To allow temporarily database failure during a production CA API Gateway implementation, the CA API Gateway applicance form factors suggested a particular master-master configuration using the embedded MySQL database. Customers want to know how a simple stopped database engine and on-going usage of the production system will impact the behaviors of the CA API Gateway processing nodes.
Component: CA API Gateway 11.x Appliance Form Factor
This article provides a test that was performed by a Broadcom Support engineer hoping to help anwer the question raised by customers:
The test is performed using a two-node cluster built from CA API Gateway 11.0 Software Form Factor:
node 1 contains primary DB
node 2 contains secondary DB
node 1 use node 1 as primary DB and node 2 as secondary DB
node 2 use node 1 as primary DB and node 2 as secondary DB
This configuration is based on a suggestion documented in the CA API product document.
Now the test flow:
S1. everything is working
S2. shut down DB on node1 (primary)
S3. wait 5 minutes to allow the connections all re-stablished, (both nodes are connected to the secondary DB)
S4. use Policy Manager to connect to node 2
S5. modify policy through node 2, at the moment policy is written into the secondary DB on node 2
S6. test browser against both node 1 and node 2 and they all respond correctly (base on the modification done to secondary DB on node 2)
S7. shutdown DB on node 2 (now both DBs are down)

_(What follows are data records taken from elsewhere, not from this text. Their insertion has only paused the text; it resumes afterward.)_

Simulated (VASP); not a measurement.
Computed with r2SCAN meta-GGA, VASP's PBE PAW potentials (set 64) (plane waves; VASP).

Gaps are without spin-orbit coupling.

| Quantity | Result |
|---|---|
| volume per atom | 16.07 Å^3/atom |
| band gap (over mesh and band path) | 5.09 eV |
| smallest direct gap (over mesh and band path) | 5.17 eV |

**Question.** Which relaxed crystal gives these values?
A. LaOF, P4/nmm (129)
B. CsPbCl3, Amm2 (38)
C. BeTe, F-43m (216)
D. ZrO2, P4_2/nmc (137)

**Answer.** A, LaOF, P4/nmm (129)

S8. wait 5 minues and use a browser to connect to node 1, did not try node 2, presumably it would behave the same, and see that the browser was unable to get a response from node 1 and timeout <--- node timeout when no DB connection is available.
S9. start DB on node 1 (primary)
S10 wait 5 minutes to allow node 1 connects back to DB on node 1(since the updates were written to DB on node 2), node 1 behaves the same way as what it did before updates done to DB on node 2 <-- node 1 behaves as if no policy was ever updated, even though it was using policies on DB2 after updates were first made
S11 start DB on node 2 (secondary)
S12 wait 5 minutes and the replication resumed from secondary DB on node 2 to primary DB on node 1 (as it should be)
S13 wait 5 minutes to see node 1 start using updated policies originally made to secondary DB on node 2, presumably because primary DB on node 1 has caught up updates made to the secondary DB on node 2 through the master-master replication configuration.